Rimworld screenshot courtesy Ludeon Studios

Among RimWorld’s many craftable objects are sculptures. Bad sculptors make trash; good sculptors make beautiful works that pawns like to be around. In addition to boosting the moods of pawns, these sculptures depict events in the colony’s history. Build enough sculptures, and you might have a complete history on your hands.

“On this piece is an artwork of Mark ‘Mudman’ Modderman capturing Pig Ler with obviously excessive force. Pig is injured and seems to be in pain. There is a badger near the edge of the image, while the work suggests the concept of seclusion. This portrayal tells the story of the capturing of Pig on 6th of winter, 5499.”

One of my settlers had made a sculpture, and this was the description. When I first read it, I was startled. I remembered that fight.I also remembered my thoughts during that fight. My colony needed people. If I nursed Pig Ler back to health, he could join us. On the other hand, this would require first aid, food, and space. Resources were at a premium, but Pig Ler represented a potential profit. He wasn’t a person, he was a bundle of pros and cons. We eventually convinced Pig Ler to join our colony. Mudman died of the flu a month later.

But it wasn’t until one of my colonists made this sculpture long after these events that I actually recalled the fight, and in so doing began to think of it differently. At the time, it had been merely one decision tree among many others. The sculpture reframed it as an actual event in both the context of the game’s fiction and in my experience of the game. That was the moment when Pig Ler had come aboard; it was also the moment when I’d made a decision that had used our food and first aid, and possibly inadvertently caused Mudman’s death. It felt like coming to the top of a mountain, turning, and finally seeing the forest instead of just decision trees.
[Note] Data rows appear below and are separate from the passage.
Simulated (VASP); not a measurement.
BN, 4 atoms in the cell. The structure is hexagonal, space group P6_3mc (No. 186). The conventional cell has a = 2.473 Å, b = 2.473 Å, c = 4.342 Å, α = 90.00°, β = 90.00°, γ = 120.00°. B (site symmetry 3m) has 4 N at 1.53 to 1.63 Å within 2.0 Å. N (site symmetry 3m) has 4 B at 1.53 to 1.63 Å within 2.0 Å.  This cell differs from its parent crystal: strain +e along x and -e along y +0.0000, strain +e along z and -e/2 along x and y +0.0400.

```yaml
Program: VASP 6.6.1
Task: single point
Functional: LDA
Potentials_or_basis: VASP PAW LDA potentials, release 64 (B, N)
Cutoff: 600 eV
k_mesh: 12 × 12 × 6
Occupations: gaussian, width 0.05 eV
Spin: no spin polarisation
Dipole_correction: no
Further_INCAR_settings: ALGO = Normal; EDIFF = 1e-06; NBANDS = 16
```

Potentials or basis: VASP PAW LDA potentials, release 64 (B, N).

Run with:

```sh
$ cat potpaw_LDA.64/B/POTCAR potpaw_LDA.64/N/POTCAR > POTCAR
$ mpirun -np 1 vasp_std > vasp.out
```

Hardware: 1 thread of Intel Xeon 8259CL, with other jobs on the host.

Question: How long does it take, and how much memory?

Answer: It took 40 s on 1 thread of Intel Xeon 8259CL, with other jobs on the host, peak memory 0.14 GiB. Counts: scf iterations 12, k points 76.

RimWorld makes no attempt to actually understand its stories: They don’t have any mechanical effect on the sculptures they appear on, and the clumsy sentences that they’re written in bear clear evidence of the programming that handles their transformations from events into text. Yet even this slight, sidelong aspect of the game represented a new way of historicizing what I made my pawns do.

courtesy Ludeon Studios

The more of these sculptures I read, the more my time with the game cohered into a continuous narrative bearing the mark of individual choices I’d made. It was a story that I was invited to look back on, something that I’d experienced but could still be surprised by. And after my pawns had made a few of these sculptures, they’d begun to affect how I looked forward, too. My experience of RimWorld became suffused with possibility: I felt that I was free to play the game in the way that felt most natural to me, and that the game would dutifully record my time with the game, no matter how I spent it.

What shattered those feelings of freedom and potential was Claudia Lo’s piece on RimWorld from the end of last year. Lo was curious about the game’s portrayal of romantic relationships, so she went through the game’s source code and discovered some peculiarities in how it handled gender and sexuality. To name a few: RimWorld had no completely straight women, that women were overwhelmingly less likely to start romantic relationships, that there were no bisexual men, that individuals with disabilities were universally less attractive, and that physical beauty was solely responsible for determining attractiveness.

No matter how inclusive or attentive a game might be in recording the player’s actions, the player themself is necessarily limited to what the game’s world allows for. And this, too, is subject to editorialization. In building these digital worlds rife with possibility, the developers are necessarily making decisions about the horizon of the possible and what rules run these worlds. Whether this limitation is apparent (as in Mordor) or concealed (as in RimWorld), these constraints are always present—the games that seem to have lifted them have only naturalized them, rendering them invisible through a “preemptive and violent circumscription of reality” (as Judith Butler writes in Gender Trouble).

RimWorld‘s sexual politics are a particularly brazen example of this, but, in truth, this circumscription is at the heart of any game that tries to simulate reality’s messy complexity. Making a sim requires making decisions about what systems are necessary for players to feel like the game is a sophisticated and responsive system that rigorously models the real world, and what systems can be left out without damaging the fabric of the fiction.

These judgments about inclusion or exclusion are frequently going to seem intuitive to us, the players—that’s the point. Of course RimWorld has a detailed system for appetite and satiation; survival games always have starvation mechanics. Of course it doesn’t claim to accurately model the ways people fall in love; they’re ambiguous, and confusing, and not very relevant to building a space colony anyway. But even when these choices make sense to us, when they seem organic or natural, they are still choices. They are still the product of a person deciding what matters and what does not. There’s no such thing as a history without these decisions—there’s no history that isn’t an expression of belief.